The elk were captured in an area about 40 miles east of Flagstaff. After netting the animals, the helicopter crews injected them with a sedative so they could safely be dangled below the helicopter and airlifted to the processing site.

“They sedated the animals just enough to keep them from being as frightened as they otherwise would have been,” Kelley said. “They were still able to walk.”

To further reduce stress to the elk, DNR workers kept them blindfolded as they worked on them. A wildlife veterinarian from the Arizona Game & Fish Department monitored the animals as they were being processed.

“She monitored their temperature; when any of them got over 105 degrees, we cooled them off with water or by packing snow around them,” Kelley said.

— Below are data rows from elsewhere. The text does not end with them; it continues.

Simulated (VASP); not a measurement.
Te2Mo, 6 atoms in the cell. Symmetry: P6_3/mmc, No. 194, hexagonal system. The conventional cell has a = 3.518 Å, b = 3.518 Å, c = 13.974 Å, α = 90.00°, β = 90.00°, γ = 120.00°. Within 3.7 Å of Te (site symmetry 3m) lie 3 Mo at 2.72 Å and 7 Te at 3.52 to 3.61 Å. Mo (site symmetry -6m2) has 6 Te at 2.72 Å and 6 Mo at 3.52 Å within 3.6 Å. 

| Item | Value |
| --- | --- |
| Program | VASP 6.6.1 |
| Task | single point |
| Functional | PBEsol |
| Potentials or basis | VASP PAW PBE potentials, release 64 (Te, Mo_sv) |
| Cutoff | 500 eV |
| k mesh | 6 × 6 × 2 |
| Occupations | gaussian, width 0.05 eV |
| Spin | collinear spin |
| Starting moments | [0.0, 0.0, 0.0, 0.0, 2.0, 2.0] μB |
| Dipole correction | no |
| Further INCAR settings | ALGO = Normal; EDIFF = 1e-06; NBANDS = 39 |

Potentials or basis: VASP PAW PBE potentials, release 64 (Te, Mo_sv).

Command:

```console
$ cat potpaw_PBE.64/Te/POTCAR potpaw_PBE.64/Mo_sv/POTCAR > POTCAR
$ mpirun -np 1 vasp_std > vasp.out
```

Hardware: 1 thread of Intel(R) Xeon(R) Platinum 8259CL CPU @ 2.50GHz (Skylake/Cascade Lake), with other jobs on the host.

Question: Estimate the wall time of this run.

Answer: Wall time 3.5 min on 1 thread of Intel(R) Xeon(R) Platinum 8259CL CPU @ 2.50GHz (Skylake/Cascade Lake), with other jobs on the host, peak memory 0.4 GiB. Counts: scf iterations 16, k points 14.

A few of the elk suffered what Kelley called “scrapes and scratches” during the capture process, but there were no major injuries. Nevertheless, two of the animals died within two days of their capture.

“The veterinarian did necropsies on them and determined the cause of death as ‘capture myopathy,’” Kelley said. “You hate to have any mortality, but it happens due to the stress. It’s not unusual to have up to 10 percent mortality. If we lose only those two, we’ll be doing well.”

Kelley said that if there are no further mortalities within the next few days, there’s a good chance the remaining 58 elk will survive their mandatory 30-day quarantine in Arizona and the subsequent trip to West Virginia via truck.

Kelley said the five DNR workers — himself, Nick Glotfelty, Eric Richmond, Chris Ryan and Colin Carpenter — got plenty of help from their counterparts in Arizona.

“Between staff and volunteers, they had 50 to 60 of their people working with us,” Kelley continued. “It was a well-designed, well-executed operation. Everyone handled their responsibilities well. It looked like chaos, but it was organized chaos.”